The EIP has not been accepted as of yet, and one reason for that is that most people expect the problem to solve itself through the Casper update.
How a Switch to a PoS Consensus Protocol Could Solve Ethereum’s Supply Issues
One of the most long-awaited updates to the Ehtereum Blockchain is its switch to a Proof of Stake consensus protocol. Those looking for a detailed guide on how PoS differs from PoW can read the official FAQ.
When it comes to supply, the Casper update (the update that introduces PoS) will make it not only cheaper to transact Ethereum, but it will also improve the speed of the transactions. More importantly, it will reduce the amount of Etheruem generated by each block.
When questioned about the Casper update and inflation, Vitalik predicted the inflation to be somewhere between 0.5-2%. However, considering that he has been wrong about the supply of Ethereum before, you should take this with a grain of salt.

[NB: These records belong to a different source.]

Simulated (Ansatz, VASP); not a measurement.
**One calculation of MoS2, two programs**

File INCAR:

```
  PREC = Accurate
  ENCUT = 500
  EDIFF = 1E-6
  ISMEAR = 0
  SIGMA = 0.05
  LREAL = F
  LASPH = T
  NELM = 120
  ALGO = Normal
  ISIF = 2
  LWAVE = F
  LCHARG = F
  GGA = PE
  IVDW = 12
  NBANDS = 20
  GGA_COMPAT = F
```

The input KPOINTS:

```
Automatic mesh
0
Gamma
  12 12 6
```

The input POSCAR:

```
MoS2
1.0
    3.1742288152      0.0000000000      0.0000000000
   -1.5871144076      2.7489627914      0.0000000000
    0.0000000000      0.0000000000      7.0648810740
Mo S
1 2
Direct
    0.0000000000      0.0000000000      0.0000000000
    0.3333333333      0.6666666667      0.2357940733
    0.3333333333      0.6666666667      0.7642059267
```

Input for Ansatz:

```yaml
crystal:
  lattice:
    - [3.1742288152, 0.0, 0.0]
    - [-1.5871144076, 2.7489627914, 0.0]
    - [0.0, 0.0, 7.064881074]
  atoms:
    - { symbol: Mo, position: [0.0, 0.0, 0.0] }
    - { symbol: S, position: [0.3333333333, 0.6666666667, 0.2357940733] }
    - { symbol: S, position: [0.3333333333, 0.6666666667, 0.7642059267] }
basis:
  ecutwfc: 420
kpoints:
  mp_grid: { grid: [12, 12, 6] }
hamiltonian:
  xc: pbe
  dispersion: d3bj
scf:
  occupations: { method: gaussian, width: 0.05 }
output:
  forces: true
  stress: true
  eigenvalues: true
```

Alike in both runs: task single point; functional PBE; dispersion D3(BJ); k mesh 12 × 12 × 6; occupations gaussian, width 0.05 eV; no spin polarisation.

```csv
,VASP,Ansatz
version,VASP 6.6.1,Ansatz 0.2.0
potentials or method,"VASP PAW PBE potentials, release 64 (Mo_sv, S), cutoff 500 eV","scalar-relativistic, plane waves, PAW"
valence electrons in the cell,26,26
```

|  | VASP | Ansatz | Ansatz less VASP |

Partial Fee Burning Could Further Reduce Inflation
One thing that may be a part of the Casper update (or maybe introduced further down the line) is a feature that makes users burn a part of the fee whenever they make a transaction.
This would mean that every time you send or receive Ethereum, a small portion of it will never be recovered. This proposal has been very controversial, as it would be the miners that would lose out from this change the most.
However, this would help further push the inflation rate down. According to Vitalik’s prediction, the inflation could be close or even below 0% (which would cause deflation).